Evening

Evening Themes

Darkness

The theme of darkness pervades "Evening" in both literal and symbolic ways. On a concrete level, the speaker is describing the daily waning of light that occurs between early dusk and nightfall, and the aesthetic and physical effects this process has on ridges and flowers. However, H.D. is known as a highly figurative poet, and this poem's reliance on the human visual perspective, as well as frequent personification of her natural subjects, suggests nightfall's undeniable relevance for humanity. In other words, nightfall can function as an allegory or symbol for similar "fading" processes of the human experience, such as loss, forgetting, repression, and death. The speaker draws the reader into these interpretive possibilities by bridging the gap between natural objects and humans—her diction humanizing the shadows, leaves, and flowers.

The Individual vs. The Universal

"Evening" stages the theme of "individual versus universal" in several ways. In one sense, the speaker's description of nightfall is only one view, and, one could argue, a human view. The loss of light each day is completely universal and experienced by all living beings, and yet this event has different effects on each creature or natural object. The visual experience, the resulting mood, the physical implications, and any other consequences of night's presence, are experienced in diverse ways amongst living beings. An owl, a pool of water just above freezing, and an office worker will be affected in vastly different ways by the fall of evening. Lastly, the poem shows how when darkness falls, the light that clarifies the difference between individual objects and their outlines is lost, and all objects are enveloped in the common category of darkness or those at night's mercy. Much like the human condition of living as an individual and then succumbing to the universal fate of death, nightfall shrouds differences between entities and emphasizes their inevitable, ultimate oneness.

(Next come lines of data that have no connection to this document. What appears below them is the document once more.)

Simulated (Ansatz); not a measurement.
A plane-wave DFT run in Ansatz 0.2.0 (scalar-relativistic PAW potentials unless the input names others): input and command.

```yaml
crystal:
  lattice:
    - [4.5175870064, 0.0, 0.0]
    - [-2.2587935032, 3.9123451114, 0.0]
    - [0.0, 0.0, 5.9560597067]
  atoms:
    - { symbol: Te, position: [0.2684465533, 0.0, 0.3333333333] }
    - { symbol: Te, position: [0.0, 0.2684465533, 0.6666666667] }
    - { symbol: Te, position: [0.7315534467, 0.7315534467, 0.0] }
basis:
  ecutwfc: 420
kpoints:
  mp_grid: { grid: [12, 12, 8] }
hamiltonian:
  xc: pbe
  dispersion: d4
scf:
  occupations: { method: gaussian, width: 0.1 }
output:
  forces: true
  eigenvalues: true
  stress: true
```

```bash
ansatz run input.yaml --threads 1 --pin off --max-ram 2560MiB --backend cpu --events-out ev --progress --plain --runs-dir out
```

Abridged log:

Subjection to Inevitable Forces

The trajectory from light to dark in the lines of "Evening" evokes a sense of night's perpetuity and inevitability. The subjection of both the witness and the natural landscape to time, the turning of the earth, and the sun's retreating gifts alludes to other forces to which we are all inevitably subjected. If one remains with nightfall as a symbol of "fading," then this natural process could function as a metaphor for the fading of memory, the fading of clarity when the mind represses thoughts and feelings, and the fading of our human aliveness into particles of dust after we die. All of these phenomena are completely inevitable, undeniable, and central to the human condition.